Synthesize across multiple sources
Use this guide to ask Atlas a question that compares and combines evidence from several sources in one cited answer.
Before you start
- The relevant sources must be in the same project and must have finished processing.
- You should have a specific comparison in mind, not just a general topic.
A project with five focused sources is easier to synthesize than one with thirty loosely related documents.
Choose a synthesis angle
A specific angle produces more useful results than a broad summary request.
Good synthesis angles:
- Where do the sources agree and disagree?
- What methods does each source use, and how do they differ?
- Which source provides the strongest evidence for a claim?
- What limitations recur across the sources?
- What definitions does each source offer for this term?
- What open questions do the sources raise?
Ask the question
Open chat in the project. Write a question that names the comparison you want to make.
Examples:
- Which sources agree that retrieval reduces hallucination?
- Compare the evaluation methods used in these papers.
- What limitations do the authors share across these sources?
- Which source gives the best evidence for the claim that fine-tuning helps?

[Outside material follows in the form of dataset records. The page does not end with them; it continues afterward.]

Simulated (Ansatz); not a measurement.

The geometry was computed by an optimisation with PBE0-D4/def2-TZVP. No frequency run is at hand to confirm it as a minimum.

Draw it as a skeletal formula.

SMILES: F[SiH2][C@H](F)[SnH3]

If the project contains more material than you want included, mention the specific sources using @.
Ask for source separation
A synthesis answer is most useful when it is clear which source supports which point. If the answer blends sources together without attribution, ask for a table:
Compare these sources in a table with columns for claim, supporting evidence, limitation, and citation.
Verify before saving
Before saving a synthesis finding, open citations for the claims that matter most. For a quick reading pass, check one citation per major source. For work that will appear in writing or decisions, verify every important claim.
Save the synthesis
Turn a verified synthesis into a note that includes:
- The question you asked.
- Key points of agreement across sources.
- Disagreements or gaps.
- Which citations you verified.
- Follow-up questions or reading.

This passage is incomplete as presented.